My new home. In the city. (Or at least in a more urban neighborhood than down by the beach) Where I can bike and walk and meet and dream. There are five coffeehouses within a mile. There are shops with handmade pillows and soy candles and repurposed clothing. There is a nursery and farm stand just down the street. There are a dozen restaurants that source from local farms. Because it always comes back to the veggies…

Whenever I have vegetables visible on my person (or bike) as I traverse the city, people ask me questions, want to touch smell taste the bright green or red or orange poking out of my bag. I tell them I work at a farm in the middle of downtown. I work on a farm where philosophical conversations about the meaning of life and the value of death take place over the compost pile, where boys go barefoot watering the plants and weeding (it may be the only dirt they will have under their feet this week, month, maybe year), where a CSA member brings back a caterpillar she found on her lettuce so it can turn into a butterfly, where a young student tells me that if he chooses to get a degree in sustainable agriculture his father will disown him and he will lose his garden at home so can he work in our soil? Where we sprinkle seaweed and beet pulp onto the soil instead of chemicals. Where we grow food that tastes like food. Or just tastes. Period.

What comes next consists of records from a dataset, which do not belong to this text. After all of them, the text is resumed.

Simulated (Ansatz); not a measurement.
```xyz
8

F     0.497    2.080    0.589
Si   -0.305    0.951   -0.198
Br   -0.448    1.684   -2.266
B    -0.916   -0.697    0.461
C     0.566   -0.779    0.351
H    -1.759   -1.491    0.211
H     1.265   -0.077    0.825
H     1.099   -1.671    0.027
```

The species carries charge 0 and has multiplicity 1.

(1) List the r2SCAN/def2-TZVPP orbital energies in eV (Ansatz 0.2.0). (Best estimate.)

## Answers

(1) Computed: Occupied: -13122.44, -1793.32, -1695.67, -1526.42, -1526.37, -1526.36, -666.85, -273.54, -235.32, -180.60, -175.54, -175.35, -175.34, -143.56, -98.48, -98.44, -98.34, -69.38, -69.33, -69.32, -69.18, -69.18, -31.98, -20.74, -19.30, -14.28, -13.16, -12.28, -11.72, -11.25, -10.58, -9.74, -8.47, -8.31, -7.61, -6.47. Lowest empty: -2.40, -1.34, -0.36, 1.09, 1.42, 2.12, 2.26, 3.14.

I went to the North Park Farmers Market after I offloaded the fennelful bag, refilling my basket with carrots, my mouth with tamales, my ears with the music of a brassy blues band. Back at home I turned up my tunes and roasted them carrots and sautéed the greens from my urban farm, I danced on hardwood floors and sang into the gray cupboards of the 50-esque kitchen. This is what I have wanted for years. I intend to nurture this life.

Plant a seed, let it grow, let it go. It may just spread through the streets like fennel, spur conversations with strangers, make you smile for the rest of the day.